January 16, 200917 yr I am writing a estimating table and want to have an option to round "up" the total to the nearest dollar, ten dollars, hundred dollars etc. The problem is the round function rounds up or down depending on the cutoff, not always up. I know about the "ceiling" and "floor" functions but need to round 'Up' past the decimal point.I don't want the total to be $12,400 where the round function will make it $12,000. I want to go up to $13,000. Has anyone solved this before? Thanks in advance.
January 16, 200917 yr Author Well, I wrote different scripts to do different things. Example: round to nearest tens, hundreds, etc. The problem is I need it to round up everytime.
January 16, 200917 yr Ah, okay - you want a generic one. Try: Ceiling ( number * 10^precision ) * 10^-precision This works similar to the Round() function, with two parameters.
January 16, 200917 yr To round up to the nearest cent, use a precision of 2: Ceiling ( 1111.111 * 10^2 ) * 10^-2 returns 1111.12. To round up to the nearest hundred, use a precision of -2: Ceiling ( 1111.111 * 10^-2 ) * 10^2 returns 1200. To round up to the nearest thousand, use a precision of -3: Ceiling ( 1111.111 * 10^-3 ) * 10^3 returns 2000. And so on.
January 16, 200917 yr Hi Michael, Correct me if I am wrong here, but it doesnt seem consistant on both sides of the deciaml if the user puts in a precision that expands beyond the original number. Perhaps this slight modification will make it more consistent? Let ( [ e = Floor ( Log ( number ) ); p = Case ( precision < -1 * e; -e; precision ) ]; SetPrecision ( Ceiling ( number * 10^p ) * 10^-p ; p ) )
January 16, 200917 yr -4 will give you 10,000 +4 will give you 1111.111 Its not really a problem so much but I am not sure that it really should expand beyond the current precison of the highest placed digit.
January 16, 200917 yr -4 will give you 10,000 +4 will give you 1111.111 Aren't these results correct? Even 0.01 rounded up to the nearest 10,000 should return 10,000 IMHO.
January 16, 200917 yr Perhaps. Mathematically, you are of course correct, but I am not sure if that would translate well for end users. I was just seemed weird. lol.
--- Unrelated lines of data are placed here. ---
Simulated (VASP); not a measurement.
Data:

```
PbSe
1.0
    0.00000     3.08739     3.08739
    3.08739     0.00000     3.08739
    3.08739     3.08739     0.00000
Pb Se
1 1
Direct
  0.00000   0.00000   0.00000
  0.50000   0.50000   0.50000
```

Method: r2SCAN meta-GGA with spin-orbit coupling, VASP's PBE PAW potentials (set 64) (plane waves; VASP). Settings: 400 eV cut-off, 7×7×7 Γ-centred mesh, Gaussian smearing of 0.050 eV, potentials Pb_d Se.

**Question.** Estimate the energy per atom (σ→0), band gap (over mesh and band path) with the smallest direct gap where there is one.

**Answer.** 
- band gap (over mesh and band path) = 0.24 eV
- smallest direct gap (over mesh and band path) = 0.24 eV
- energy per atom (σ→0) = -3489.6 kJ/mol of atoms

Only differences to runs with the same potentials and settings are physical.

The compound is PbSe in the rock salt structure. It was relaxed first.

January 16, 200917 yr Perhaps it seems weird to you because you are looking at the way the numbers are written, instead of their underlying values? I think of rounding as dividing the continuum of values into discrete ranges; anything within a range is converted to a boundary value. Certainly, in some circumstances it makes sense to round to the nearest order of magnitude - but then there should be no need for a precision parameter, I think.